EddyRivasLab / easel

Sequence analysis library used by Eddy/Rivas lab code
Other
46 stars 26 forks source link

primary keys not unique: 'AABF01000026.1/2165-2294' occurs more than once #67

Closed arslan9732 closed 1 year ago

arslan9732 commented 1 year ago

Hi, I'm trying to make an index of Rfam.fa file using the following command: esl-sfetch --index Rfam.fa

but I got this error:

Failed to write keys to ssi file Rfam.fa.ssi:
  primary keys not unique: 'AABF01000026.1/2165-2294' occurs more than once

Can you please help me to resolve this issue?

traviswheeler commented 1 year ago

The error message is telling you that your fasta file contains at least two sequences with the name "AABF01000026.1/2165-2294". Names need to be unique in order for esl-sfetch to be able to index/search the file.

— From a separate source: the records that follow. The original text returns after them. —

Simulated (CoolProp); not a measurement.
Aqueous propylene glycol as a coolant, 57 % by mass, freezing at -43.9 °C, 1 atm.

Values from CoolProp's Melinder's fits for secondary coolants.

arslan9732 commented 1 year ago

But I am using the Rfam.fa file from the current release of Rfam. So is Rfam database contains redundant names of the sequences? If yes then there will be the possibility of redundancy with more than one.

traviswheeler commented 1 year ago

Ah - I'll give another quick response, but maybe Eddy lab folks will have a different take:

I can't be sure what's in the file you're trying to search (Rfam.fa).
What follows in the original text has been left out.